# Rocker on Ice?



## eastCOASTkills (Aug 5, 2009)

Has anyone ever ridden a rocker/reverse camber board in really icy conditions? I wanna try rocker but I shred the Ice Coast, is it a bad idea for me to get into rocker?


----------



## BurtonAvenger (Aug 14, 2007)

What doesn't kill you only makes you stronger. It somewhat depends on which style of rocker or reverse camber you're using and if you keep your edges sharp or not.


----------



## eastCOASTkills (Aug 5, 2009)

I like my edges pretty dull, and I'm looking into the postermania 1985, which is rocker between the bindings. I just wanna know if its any worse than having dull edges on a cambered board, which I can handle fine.


----------



## ek3 (Jan 17, 2009)

reverse camber boards have sharper turns and hold ice just the same as cambered boards except when you aren't carving. Cambered boards hold well when you're not on an edge but reverse camber boards are a bit slippery because there aren't sharp contact points, if you understand what I mean. So skating to the lift is a bit tricky. It depends on the flex of the board too since noodles bend so easily, they are not as stable.


----------



## eastCOASTkills (Aug 5, 2009)

yea i think i understand what your saying. so carving with reverse camber is a bit more tricky and not as solid? and what do you mean skating to the lifts?


----------



## Nivek (Jan 24, 2008)

Well if you want rocker and ice grip, I've heard very good things about Recamber and vario grip from Neversummer. Not as bitey as magne but will hold just as well.


----------



## ek3 (Jan 17, 2009)

eastCOASTkills said:


> yea i think i understand what your saying. so carving with reverse camber is a bit more tricky and not as solid? and what do you mean skating to the lifts?

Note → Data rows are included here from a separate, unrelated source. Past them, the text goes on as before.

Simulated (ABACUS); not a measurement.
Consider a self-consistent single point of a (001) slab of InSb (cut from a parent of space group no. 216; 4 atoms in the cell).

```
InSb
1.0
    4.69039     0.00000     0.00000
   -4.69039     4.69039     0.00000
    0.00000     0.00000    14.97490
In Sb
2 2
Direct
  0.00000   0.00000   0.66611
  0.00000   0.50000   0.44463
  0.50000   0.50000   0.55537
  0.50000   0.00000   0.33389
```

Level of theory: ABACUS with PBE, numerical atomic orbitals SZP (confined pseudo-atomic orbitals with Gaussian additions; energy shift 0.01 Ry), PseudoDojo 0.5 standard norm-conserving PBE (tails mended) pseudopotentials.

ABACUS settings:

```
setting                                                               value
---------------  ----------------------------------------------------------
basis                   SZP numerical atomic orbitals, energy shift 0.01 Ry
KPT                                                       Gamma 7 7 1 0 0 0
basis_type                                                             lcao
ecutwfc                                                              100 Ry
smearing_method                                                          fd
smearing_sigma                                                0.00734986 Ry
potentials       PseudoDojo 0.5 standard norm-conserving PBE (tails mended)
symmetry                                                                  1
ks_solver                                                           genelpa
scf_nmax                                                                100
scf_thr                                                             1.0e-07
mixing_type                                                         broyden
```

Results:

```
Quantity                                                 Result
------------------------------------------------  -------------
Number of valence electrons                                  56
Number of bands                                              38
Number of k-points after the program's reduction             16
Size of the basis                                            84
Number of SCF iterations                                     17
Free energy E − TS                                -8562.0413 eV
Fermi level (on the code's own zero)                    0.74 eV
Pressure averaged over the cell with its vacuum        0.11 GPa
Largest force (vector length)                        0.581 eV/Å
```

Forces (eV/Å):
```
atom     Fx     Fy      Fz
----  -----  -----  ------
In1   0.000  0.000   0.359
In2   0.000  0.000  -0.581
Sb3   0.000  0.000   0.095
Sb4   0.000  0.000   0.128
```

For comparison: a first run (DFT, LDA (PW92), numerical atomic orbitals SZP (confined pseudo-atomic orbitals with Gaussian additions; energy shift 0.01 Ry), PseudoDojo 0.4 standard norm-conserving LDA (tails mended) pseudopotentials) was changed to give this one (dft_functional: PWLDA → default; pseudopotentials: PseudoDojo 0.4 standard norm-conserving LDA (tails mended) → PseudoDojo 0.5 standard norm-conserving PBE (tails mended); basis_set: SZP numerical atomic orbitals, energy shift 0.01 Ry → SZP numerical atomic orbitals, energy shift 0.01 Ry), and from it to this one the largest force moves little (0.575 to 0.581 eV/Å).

Oh, I meant to say that reverse camber is good for carving and sometimes better because you can do more sharp turns. It really depends on how sharp you keep your edges, and the flex of the board. And Nivek is right about the NS boards, I heard they are fantastic for icey conditions. I'm looking to get the SL-R also. Hope everyone helped you out!


----------



## FLuiD (Jul 6, 2009)

I would look at a NS with vario grip and r/c or a Lib/GNU with BTX or the Never Summer copy of the C2 BTX!!!


----------